Actions seen as 'proactive'

"The loss was clearly a lot bigger than the Street was anticipating, in terms of EPS," said a sell-side analyst, who spoke on the condition of anonymity, "but in our view, the company was actually pretty forthcoming in terms of trying to deal with the fact that they are going to be facing higher losses in their portfolio over the coming four to six quarters. It was more proactive, perhaps, than most of the other companies in our coverage, in trying to get their credit costs and reserves in line with what those future losses are going to be.

"While it was obviously disappointing quarter from an EPS perspective, I think that a lot of what the market was responding to, at least on the debt side, was the fact that they appeared to be coming to grips with the credit-costs issue, and at least sounding more positive than most of us expected them to sound for 2008."

The analyst said that "the comments that the company made on the conference call were pretty key, because just looking at the press release, it was hard to get a sense of exactly what their thought process was behind a number of the credit costs that they took in the quarter, and our sense was the company really was trying to be proactive in terms of reserving, both for the health of the investment portfolio, but also for their residual portfolio and other potential challenges going forward."

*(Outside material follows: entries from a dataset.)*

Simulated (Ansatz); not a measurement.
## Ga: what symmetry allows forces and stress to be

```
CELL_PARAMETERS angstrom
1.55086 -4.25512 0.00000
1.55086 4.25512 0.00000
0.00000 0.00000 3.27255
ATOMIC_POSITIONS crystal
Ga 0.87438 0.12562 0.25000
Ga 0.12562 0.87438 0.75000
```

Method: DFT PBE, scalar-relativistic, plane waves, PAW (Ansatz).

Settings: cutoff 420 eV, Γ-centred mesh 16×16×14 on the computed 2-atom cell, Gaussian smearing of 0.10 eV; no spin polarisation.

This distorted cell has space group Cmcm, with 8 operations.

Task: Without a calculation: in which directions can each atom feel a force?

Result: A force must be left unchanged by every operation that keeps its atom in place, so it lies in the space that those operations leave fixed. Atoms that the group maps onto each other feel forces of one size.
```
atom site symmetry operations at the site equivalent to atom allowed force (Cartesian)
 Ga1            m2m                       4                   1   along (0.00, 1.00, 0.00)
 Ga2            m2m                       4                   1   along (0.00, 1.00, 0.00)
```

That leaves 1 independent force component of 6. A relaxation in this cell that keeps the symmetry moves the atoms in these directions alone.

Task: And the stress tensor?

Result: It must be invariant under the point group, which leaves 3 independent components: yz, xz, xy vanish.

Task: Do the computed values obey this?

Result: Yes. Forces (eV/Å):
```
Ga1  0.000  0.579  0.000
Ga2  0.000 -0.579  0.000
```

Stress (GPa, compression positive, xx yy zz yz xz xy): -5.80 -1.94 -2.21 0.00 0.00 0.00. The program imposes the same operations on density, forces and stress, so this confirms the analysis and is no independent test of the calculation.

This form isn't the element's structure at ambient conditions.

He said that what Countrywide is apparently trying to do is "pulling losses forward into the third quarter - their hope is that they won't have to reserve as aggressively going forward." However, he cautioned that "even they offered a pretty sobering view of their thoughts about what home-price appreciation trends would be in 2008 - but I think right now, the market is really focused on the fact that it was not as weak a quarter as many of us expected."

Even before reporting its numbers, Countrywide has been in the news lately, cast in both a positive and negative light - positive in announcing a program several days ago aimed at helping out the borrowers of some $16 billion of ARM mortgages by assisting them in refinancing those once attractive but now suddenly perilous loans into something safer, and negative with the continuing controversy that swirls around company chairman and chief executive officer Angelo Mozilo, who now faces a Securities and Exchange Commission probe into the propriety of his sale of an estimated nearly $300 million of Countrywide shares over the past two years. Mozilo - who insists that he did nothing improper and says he is cooperating with the federal probe - has said that his exercise of stock purchase options and share sales have been triggered automatically as part of his overall pension plan - but critics note the unfortunate timing, with many of those transactions taking place as the sub-prime mortgage industry crisis deepened and rising numbers of borrowers fell behind on their mortgages or were even foreclosed.

The analyst said that the first development - the $16 billion program - represents only 1% of the company's servicing portfolio, "so it's hard to see how this moves the needle in anything other than [public relations] viewpoint." As to Mozilo, he declined to opine whether the stock-sale questions suddenly make makes the veteran CEO too controversial to effectively guide his embattled company - but offered that "from a bondholders' perspective, I don't know that this is an issue bondholders spend a lot of time worrying about."

Other mortgage names mostly better

With Countrywide leading the way, other mortgage names were seen mostly higher, traders said.

Thornburg Mortgage's 8% notes due 2014 gained a point to 86 bid, 88 offered. Fremont General Corp.'s 7 7/8% notes due 2009 gained 1 point to 96 bid, 97 offered.

However, Residential Capital Corp.'s 7 7/8% notes due 2015 lost a point to 72.

Tesoro dips on Kerkorian interest

Apart from the financial names, a trader saw Tesoro's bonds about a point lower on the session - a drop he attributed to the news that Kirk Kerkorian is looking to take a 16% stake in the petroleum refining and marketing company by making a public tender offer for its shares.

He called the company's 6½% notes due 2012 off a point at 99.5 bid, 100.5 offered.

He said that while the Kerkorian stock tender announcement is obviously good news for the equity side, it's seen as possibly bad news from a debt perspective - on the theory that once Kerkorian gets his 16% holding in the company, the acquisitive tycoon "could perhaps decide to lever the company up, maybe to pursue a leverage buyout of the whole company," in order to take advantage of the profit potential in the lucrative refining industry, with crude oil north of $90 per barrel and showing no signs of coming down and U.S. refineries already running at nearly full capacity.

However, he noted that despite the slight easing, another market participant at his company sees little or no real downside in the Tesoro bonds, since "most of them have [covenant] language calling for a change-of-control offer at 101," "which would be exercised should Kerkorian or some other buyer actually take control of Tesoro.

"So we don't see a sell off," he declared. Normally, this wouldn't be so good for a credit - but in this case, it's no big deal."